Reply to "What ORMs have taught me: just learn SQL"
This is a reply to "What ORMs have taught me: just learn SQL"
by Geoff Wozniak.
I've spent the last 12 years of my life full time
writing ORMs and entity modeling systems, so I think I know a thing or two about this topic. I'll
briefly address some of the things mentioned in the article.
Reading the article I got the feeling Geoff
didn't truly understood the material, what ORMs are meant
for and what they're not meant for. It's not the
first time I've seen an article like this and I'm convinced
it's not the last. That's fine; you'll find a lot of these
kind of articles on many frameworks/paradigms/languages etc.
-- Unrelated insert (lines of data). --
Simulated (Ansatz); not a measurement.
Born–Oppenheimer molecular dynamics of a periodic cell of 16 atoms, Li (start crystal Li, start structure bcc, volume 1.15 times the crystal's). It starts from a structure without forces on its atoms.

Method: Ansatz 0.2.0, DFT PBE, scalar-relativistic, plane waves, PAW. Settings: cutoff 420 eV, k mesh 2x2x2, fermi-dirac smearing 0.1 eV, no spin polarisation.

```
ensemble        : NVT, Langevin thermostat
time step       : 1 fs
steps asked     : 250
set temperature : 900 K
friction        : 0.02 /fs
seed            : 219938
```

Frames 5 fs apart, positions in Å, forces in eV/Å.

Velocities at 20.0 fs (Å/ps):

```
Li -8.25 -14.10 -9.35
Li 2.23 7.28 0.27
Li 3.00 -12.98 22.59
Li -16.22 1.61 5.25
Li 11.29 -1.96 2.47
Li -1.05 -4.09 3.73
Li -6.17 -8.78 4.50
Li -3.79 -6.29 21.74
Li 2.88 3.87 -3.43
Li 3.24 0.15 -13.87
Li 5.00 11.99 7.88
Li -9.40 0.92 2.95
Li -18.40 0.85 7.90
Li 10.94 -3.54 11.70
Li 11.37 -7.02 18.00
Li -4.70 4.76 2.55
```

in our field. I'd like to add that I don't know Geoff and
therefore have to base my conclusions on the article alone.
Re: intro
The reference to the Neward article made me chuckle: sorry
to say it but bringing that up always gives me the notion
one has little knowledge of what an ORM does and what it
doesn't do. An ORM is just a tool to translate between two
projections of the same abstract entity model (class and
table, which result in instances: object and table row); it
doesn't magically make your crappy DB look like one designed
by CELKO himself nor does it magically make your 12 level
deep, 10K object wide graph persist to tables in a
millisecond as if there was just 1 table. Neither will SQL
for that matter, but Geoff (and Neward before him) silently
ignores that.
An ORM consists of two parts: a
low level system which translates between class instances
and table rows to transport the entity instances (== the
data) back and forth, and a series of sub-systems on top of
that to provide entity services (validation, graph
persistence, unit of work, lazy / eager loading etc.
etc.)
It is not some sort of 'magic connector'
which eats object graphs and takes care of transforming
those to tabular data of some sort with which you don't want
to know anything about. It also isn't a 'magic connector'
which reads your insanely crappy relational model into a
dense object graph as if you read the objects from memory.
Re: Attribute Creep
He mentions attribute creep (more and more attributes
(==columns) per relation (==table)) and FKs in the same
section, however I don't think one is related to the other.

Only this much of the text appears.